With this issue, The Crimson marks 70 years of continuous publication. The peace and war prosperity and depression, cynicism and faith, liberalism and conservatism of those years are captured on its pages. The course of American history is traced in the musty bound volumes of past papers. Only a few years before the Magenta first saw the light of day, came the war between the states. The newly born publication gazed on the socalled "reconstruction" of the Union, the abuses and debauchery that marked the spoilation of a great opportunity. Today the Crimson defends the position of minorities, in this nation and all nations; their equal claim to the God-given rights of "life, liberty, and the pursuit of happiness." This is the essence of Democracy. It rejects "tolerance" in favor of an interdependent and working brotherhood.
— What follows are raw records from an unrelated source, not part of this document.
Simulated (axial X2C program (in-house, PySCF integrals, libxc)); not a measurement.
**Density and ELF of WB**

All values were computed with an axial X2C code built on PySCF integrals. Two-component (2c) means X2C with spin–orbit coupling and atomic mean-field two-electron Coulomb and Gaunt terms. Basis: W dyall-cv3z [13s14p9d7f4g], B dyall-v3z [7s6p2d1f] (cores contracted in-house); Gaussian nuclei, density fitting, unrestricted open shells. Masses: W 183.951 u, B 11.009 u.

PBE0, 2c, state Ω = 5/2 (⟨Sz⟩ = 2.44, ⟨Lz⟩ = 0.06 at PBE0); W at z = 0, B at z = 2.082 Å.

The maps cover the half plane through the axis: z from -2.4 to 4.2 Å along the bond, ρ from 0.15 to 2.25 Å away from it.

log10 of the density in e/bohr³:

Twenty, years later the Crimson recorded the disgraceful period of selfish imperialism and expansion. Today it decries that period, its purposes as well as its methods. The principles of self-aggrandizement and power which guided the nation at that hour are attacked by the Crimson as they reappear today as "the American Century." Rather than the use of the "white man's burden" and "bringing salvation to the heathen" as mere window-dressing for economic and territorial conquest, the Crimson accepts them today only if they signify understanding guidance for undeveloped nations directed towards their independence and self-rule. Another 20 years passed, and the Crimson watched Woodrow Wilson evolve and put into practice his "new freedom", with its liberal reforms and its promise of social betterment. Today the Crimson supports the New Deal, foreshadowed by the Wilsonian program and so similar in its aims and accomplishments. The greatest good for the greatest number, though it may require the abandonment of American "rugged individualism", though some traditions are swept away and some groups hard-hit, though the activities and the power of the people's government are extended, is our goal. So long as the New Deal is the best way to achieve this goal, the Crimson will support it.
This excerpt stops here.